Bane of wage distortion
Effective July 17, the daily minimum wage of workers in Metro Manila shall increase by P35.
Based on that adjustment, wages of the affected sectors shall be: (a) nonagriculture, from P610 to P645; (b) agriculture, from P573 to P608; and (c) service and retail establishments employing 15 or less workers and manufacturing companies regularly employing less than 10 workers, from P573 to P608.
Some labor groups had expressed their disappointment with that increase and described it as a disgrace and laughable. On the other hand, the Philippine Chamber of Commerce and Industry said it was reasonable and gave the assurance that its members would comply with the wage order.
As in the past, whenever the government orders a wage increase, wage distortion inevitably happens in businesses with employees who receive the minimum wage or a bit higher than it.
Wage distortion happens when “… an increase in prescribed wage results in the elimination or severe contraction of intentional quantitative differences in wage or salary rates between and among employee groups in an establishment as to effectively obliterate the distinctions embodied in such wage structure based on skills, length of service, or other logical bases of differentiation.”
(Note that wage distortion arises only when it is caused by a government wage order, not by management action.)
Businesses that can grant the increase and, at the same time, make adjustments in the pay scale of other employees to avoid wage distortion can look forward to continuing harmonious relations with their employees.
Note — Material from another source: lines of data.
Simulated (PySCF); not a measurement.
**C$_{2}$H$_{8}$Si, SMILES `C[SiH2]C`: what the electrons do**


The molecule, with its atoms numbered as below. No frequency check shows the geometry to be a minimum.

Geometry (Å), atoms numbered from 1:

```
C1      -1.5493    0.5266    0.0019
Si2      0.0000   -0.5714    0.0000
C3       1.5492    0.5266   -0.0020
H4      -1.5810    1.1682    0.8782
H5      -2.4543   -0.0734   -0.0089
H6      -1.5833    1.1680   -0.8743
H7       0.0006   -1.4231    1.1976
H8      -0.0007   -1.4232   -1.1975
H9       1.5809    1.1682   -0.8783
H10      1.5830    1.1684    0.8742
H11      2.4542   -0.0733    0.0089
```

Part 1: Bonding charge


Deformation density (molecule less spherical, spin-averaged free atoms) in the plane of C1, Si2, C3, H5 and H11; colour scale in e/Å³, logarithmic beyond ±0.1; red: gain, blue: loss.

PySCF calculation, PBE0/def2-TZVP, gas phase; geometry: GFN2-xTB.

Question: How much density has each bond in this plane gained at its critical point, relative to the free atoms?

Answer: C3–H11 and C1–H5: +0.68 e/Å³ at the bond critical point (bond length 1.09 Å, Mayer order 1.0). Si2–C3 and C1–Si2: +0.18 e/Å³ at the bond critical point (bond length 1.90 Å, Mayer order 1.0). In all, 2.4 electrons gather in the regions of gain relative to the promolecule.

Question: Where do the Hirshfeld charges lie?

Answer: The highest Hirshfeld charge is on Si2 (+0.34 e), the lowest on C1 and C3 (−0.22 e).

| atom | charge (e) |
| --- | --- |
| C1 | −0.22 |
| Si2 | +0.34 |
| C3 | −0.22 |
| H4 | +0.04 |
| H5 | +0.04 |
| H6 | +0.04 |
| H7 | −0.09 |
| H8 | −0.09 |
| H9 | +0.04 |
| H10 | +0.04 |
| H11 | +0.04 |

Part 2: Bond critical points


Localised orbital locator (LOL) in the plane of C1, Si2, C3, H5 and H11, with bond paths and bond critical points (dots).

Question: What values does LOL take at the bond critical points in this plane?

But what about businesses that can give the wage increase, but do not have the resources to forestall wage distortion?
According to Labor Secretary Bienvenido Laguesma, “… the employer has a responsibility to make adjustments and maintain a respectable gap between wages.”
Benevolent that stance may sound, the Supreme Court had ruled that the existence of wage distortion does not by itself give rise to an obligation on the part of the employer to rectify it in the absence of a law that requires it, or is a matter of company practice, or is provided for in the collective bargaining agreement (CBA) between the company and its employees.
In the latter case, the union could demand the avoidance of wage distortion pursuant to the CBA’s grievance procedure; in case the issue is not resolved, the parties can resort to voluntary arbitration.
If the business does not have an organized union, the rule of thumb is for both sides to sit down and discuss a possible solution to the wage distortion. In the event of an impasse, the issue can be raised with the Department of Labor and Employment.
The procedures mentioned are aimed at giving employers who do not have the funds to rectify wage distortion the opportunity to explain its side in regard to its inability to correct it or to partly minimize its adverse effects on some or all the affected employees.
It is erroneous to claim that a mandated wage increase should have the effect of automatically increasing the wages of the rest of the employees by the same amount because that would be tantamount to an across-the-board increase which is not the intention of the wage order.
Thus, it would be up to the voluntary or compulsory arbitrator to determine whether or not the employer has justifiable grounds to refuse to correct the wage distortion. This would call for an objective review of the employer’s true financial condition.
And most important, he or she has to make sure that in ruling in favor of making upward adjustments in the wages of the affected employees in whatever manner, that directive would not result in the impairment of business operations or in serious losses to the employer as to compel him or her to close the business.
When the employer opts to throw in the towel for financial reasons, the employees (and their families) would be the ultimate losers.